June 30, 2022
In response to our request for information about discussion-related resources, Larry Susskind suggested that his article with Shafik Islam on "Using Complexity Science and Negotiation to Manage Disputes Over Shared Waters" in Journal of Hydrology 2018 was relevant to our exploration of complexity and ways of dealing with it. Indeed, it is.
The paper combines key ideas from complexity theory with key ideas from negotiation theory, and suggests that by putting those two approaches together, better water management decisions can be made. While all of the examples are focused on water, the same principles apply to any other complex public issue, which encompasses almost all major public conflicts today.
Susskind and Islam define complexity as follows:
Complex problems are those where cause-effect relationships are ambiguous; uncertainty, nonlinearity and feedback are inherent; and emergent properties dominate the system evolution. For this class of problems, there is likely to be very little agreement about what the definition or cause of the problem is, let alone the best way to resolve it. (p. 590)

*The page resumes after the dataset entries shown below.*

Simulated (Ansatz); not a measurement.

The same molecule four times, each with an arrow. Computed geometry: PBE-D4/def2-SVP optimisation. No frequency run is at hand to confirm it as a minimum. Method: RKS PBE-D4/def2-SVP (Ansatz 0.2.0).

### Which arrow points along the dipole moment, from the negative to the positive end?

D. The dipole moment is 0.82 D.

Complex problems, they say (as we do, too, in the CRQ paper) cannot be solved in the same way that simple or even complicated problems can be solved. They cannot be analyzed by experts who will find the one "solution." They cannot be "fixed," as a broken machine or human-designed system can be assessed and "fixed." And even when apparent "fixes" or "solutions" are found, these solutions may not last, as the nature of the "problem" will likely continue to evolve.
What does work, Susskind and Islam argue, are ideas and tools drawn from negotiation theory and practice, and they describe several examples of negotiations that illustrate the success of this approach in complex water conflicts such as that over the Grand Ethiopian Renaissance Dam (GERD), California water use, and the water elements of the Israeli/Jordan 1994 Peace treaty.
Susskind and Islam focus on three distinct aspects of negotiation as being most useful in complex problems: stakeholder identification and participation, joint fact finding, and creative option generation.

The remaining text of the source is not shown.